Years ago, in a post entitled Strategy Versus Tactics, I the somewhat controversial claim that “most companies don’t want strategies. Most companies want tactics.” In it, I argued that strategic planning is often viewed as a cost centre, or a necessary evil in a series of steps where the payoff is in the tactical executions that drive revenue.
Well, here we are almost fifteen years later, and sadly, this is more true than ever. We’re seeing companies slashing long and even mid-term planning, firing their entire strategy and insights teams, and pushing for faster, quicker, lower-funnel tactical executions with no vision beyond the immediate results.
Why is this? Is it because they’re against strategic planning at a fundamental level? Hardly. But it is understandable that, with marketing budgets more strained than ever, the fast-moving pace of the business cycle, and companies trying to maximize ROI, strategy often gets the short shrift.
And it’s not hard to understand why.
Strategy is not a performance channel
You can’t measure strategy in tactical metrics like return on ad spend, cost per conversion, impressions, sessions, or sales. Not directly, anyhow.
That makes it often seem like the dollars invested in strategy are not performing. And it tempts businesses to move money out of strategy and into low-funnel tactics that are much closer to that conversion point.
A house without a foundation will crumble
But this is a mistake in so many ways.
See, a good strategy is like a solid foundation of a house. You dig it, you pour it, and it holds up the entire structure, yet it remains invisible. Ideally, you’ll never see it again. Unless cracks start to appear, in which case you’re in a world of trouble as the house above ground starts to wobble.

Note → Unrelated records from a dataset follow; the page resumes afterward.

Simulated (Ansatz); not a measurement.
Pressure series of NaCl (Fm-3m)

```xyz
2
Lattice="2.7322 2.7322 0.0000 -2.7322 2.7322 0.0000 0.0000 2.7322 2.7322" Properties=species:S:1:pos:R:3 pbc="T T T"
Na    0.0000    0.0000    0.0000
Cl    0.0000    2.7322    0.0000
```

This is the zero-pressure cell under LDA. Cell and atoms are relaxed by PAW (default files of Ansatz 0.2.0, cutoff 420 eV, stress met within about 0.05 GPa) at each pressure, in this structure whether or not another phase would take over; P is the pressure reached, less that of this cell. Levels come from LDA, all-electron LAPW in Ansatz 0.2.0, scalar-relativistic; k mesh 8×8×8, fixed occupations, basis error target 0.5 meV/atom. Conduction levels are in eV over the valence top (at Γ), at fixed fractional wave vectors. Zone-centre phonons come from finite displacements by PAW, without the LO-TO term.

Strategy, when done well, is invisible. It will never be publicly launched, or air on TV, or go live on social media. It usually lives in the form of confidential documents, briefs, brand guidelines, or internal presentations that inspire and power every single execution. If it’s done right, it will never be seen. But it will breathe life into everything that is.
(In fact, strategy is sometimes so invisible that it becomes a real challenge for those of us who build them to demonstrate our chops, since we usually can’t share confidential strategy documents in a portfolio. But I digress.)
Pulling dollars out of strategic planning and shifting them into execution is messy. It leads to substandard work that lacks cohesion, vision, or insight. It leads to duplication, to money wasted on trial and error, and to confused customers who don’t understand the brand and what it stands for. Without a solid strategy, every single one of those executions will cost more to produce and generate less revenue, both individually and — more crucially — collectively.
So how do you measure the ROI of strategy?
Strategy can and should be measured in terms of return on investment. The key is to shift the metrics you’re using. Strategy saves money by NOT spending money on:
- duplication due to work being done in silos;
- media targeting the wrong audiences;
- production of sub-standard or ineffective creative;
- campaigns that are not true to your brand;
- time spent playing competitive catch-up rather than forging your own leadership path.
And strategy generates revenue by improving the performance of your tactical executions:
- reaching the right people
- at the right time and place
- with the right message
- using powerful, impactful creative
- and following through with a seamless conversion journey
So rather than asking if you can afford to invest in strategy, ask yourself this: Can you afford not to?